The Five-Year Epiphany

Dear Boys,
You are five now. Five! Today as I watched you run free through the grass and circle the house, here in one of the most lovely places on earth, I realized that for so long I have kept you tethered to me. I realized that my grip on you must loosen and give, that I must live with my fear of losing you. I know, you’re still only five for pete’s sake, but I must give you both room to be. Despite autism, I have to let you breathe.

Sam, you talk non-stop, it is your favorite sport. You roll words on your tongue and at times, pelt me with them. You are quite capable of making a deal. I know that when I tell you to stay close to the house where I can see you, you will (grudgingly) do it. You will parry and counter-offer, but so what. We are communicating and I know you’ll stay near, stay safe.

John, for so so long, a wide open space has seemed to mean the freedom to run away from me. Or perhaps it was simply your running to something — the sound of the wind, your face upturned to the sky, squinting at the sun. Whether a parking lot or a field, you were off, oblivious to danger. And there I was, sprinting behind you, scared and trying to stop you. Knowing that I had to catch you, while panic chased me. I have never felt that you were safe if your hand was not tightly clasped in mine.

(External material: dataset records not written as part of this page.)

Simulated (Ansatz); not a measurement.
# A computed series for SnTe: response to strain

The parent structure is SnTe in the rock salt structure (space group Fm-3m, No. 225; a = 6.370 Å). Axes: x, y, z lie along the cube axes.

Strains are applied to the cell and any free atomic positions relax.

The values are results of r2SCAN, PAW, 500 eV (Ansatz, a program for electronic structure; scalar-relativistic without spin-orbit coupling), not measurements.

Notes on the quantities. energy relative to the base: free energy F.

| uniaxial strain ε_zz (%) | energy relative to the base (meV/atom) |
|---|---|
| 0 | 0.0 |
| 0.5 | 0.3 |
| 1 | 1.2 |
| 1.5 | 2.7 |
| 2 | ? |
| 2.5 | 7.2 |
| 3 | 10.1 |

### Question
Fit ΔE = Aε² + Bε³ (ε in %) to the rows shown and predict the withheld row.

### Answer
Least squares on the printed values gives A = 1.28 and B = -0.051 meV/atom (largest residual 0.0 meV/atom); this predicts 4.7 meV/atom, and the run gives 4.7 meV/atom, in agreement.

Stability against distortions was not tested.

Today was so sudden, you escaped together. We pulled into the drive with a car full of groceries and after getting out, my arms full of bags, you took off. Together you took off up the yard laughing. I yelled, “Sam!” and of course you ignored me. John, you soon disappeared around the garden and behind a tree. I dropped the bags and started after you, a tight knot forming in my chest. I yelled again, “Sam! Help me find your brother!” and you were great, you did, I think sensing my urgency.

There you were, John, up at the garden, going around the perimeter studying the beautiful lines of its fence. I saw the pure joy on your face as you squinted and flapped. You did not take off down the driveway and down the street where I imagined you would. I guess that’s when I started to breathe again myself, hot and sweaty from the effort but so relieved that you were still here.

I wish that you could parry with me like your brother, that I could know that you understand. But I think I’m beginning to see that you do, even if just a little bit. I’m afraid, though, that I will still always reach for your hands. My gorgeous, gorgeous boys — I love you enough to start letting go. And I realized this today, the day you turned five.